I am a bad loser, I always have been and hopefully always will be. Losing hurts and there is no way around that, but for every bit that losing hurts the joy of winning makes taking that chance worth it. We will play if the reward outweighs the risk.
What has taken me years to learn and realize is that while failing and losing are similar they are still extremely different. They both effect us in many of the same ways, making us feel vulnerable and scared, keep us up at night or even make us feel ashamed of ourselves. Those emotions are really powerful to kick, especially when you are young and looking to make the most of the opportunities that you are presented with. We want to be safe, we don’t want to be judged and we definitely do not want to lose/fail at life.
But creating something is not the same as playing, and that is a hard idea to wrap our heads around sometimes. When we create something we take a risk, we are make ourselves vulnerable to how the outside world responds. But we don’t create against anything, we create against ourselves and that is what makes failing such a hard pill to swallow to someone who is working to establish their own identity. What is even more difficult about creating something is that there is no clearly defined reward and no clear winner so why take the risk in the first place?

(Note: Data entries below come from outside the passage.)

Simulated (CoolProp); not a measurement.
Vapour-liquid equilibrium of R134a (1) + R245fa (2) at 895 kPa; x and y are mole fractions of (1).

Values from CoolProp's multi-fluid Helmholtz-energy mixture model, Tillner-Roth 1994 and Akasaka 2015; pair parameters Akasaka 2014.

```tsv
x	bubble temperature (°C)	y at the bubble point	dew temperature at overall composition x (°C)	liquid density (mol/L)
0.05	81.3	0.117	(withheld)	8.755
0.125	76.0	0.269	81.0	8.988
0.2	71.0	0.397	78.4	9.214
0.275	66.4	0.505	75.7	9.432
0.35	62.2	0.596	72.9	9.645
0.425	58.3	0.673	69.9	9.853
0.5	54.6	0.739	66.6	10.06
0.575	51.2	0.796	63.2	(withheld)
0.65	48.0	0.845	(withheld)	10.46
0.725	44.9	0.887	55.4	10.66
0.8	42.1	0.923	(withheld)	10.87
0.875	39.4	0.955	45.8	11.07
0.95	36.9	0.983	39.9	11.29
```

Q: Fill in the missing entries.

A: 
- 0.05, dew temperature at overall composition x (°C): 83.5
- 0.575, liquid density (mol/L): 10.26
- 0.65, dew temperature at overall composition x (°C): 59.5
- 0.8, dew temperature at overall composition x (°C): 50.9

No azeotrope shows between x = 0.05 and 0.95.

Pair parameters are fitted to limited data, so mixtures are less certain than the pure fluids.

Still when we don’t create anything and push boundaries that it when we lose. And when we can throw that fear and anxiety over failing aside than we can do remarkable things. Every time you try something new your skin gets a little thicker and your comfort zone becomes a little larger, but you have to take that chance and take it often. Because even when we fail (and we all do), we learn more about why we failed so we can dust ourselves off and try it again. We also learn more about ourselves and what makes us truly happy in those moments of vulnerability than we ever would otherwise.
I am 25 at this moment, and I wake up every day knowing that I will need risk failure and do something that makes my skin a little thicker or I will lose. I still have that anxious feeling that if I fail that my personal and professional life will come to a crashing halt but that is something I will work on, my skin is still pretty thin too.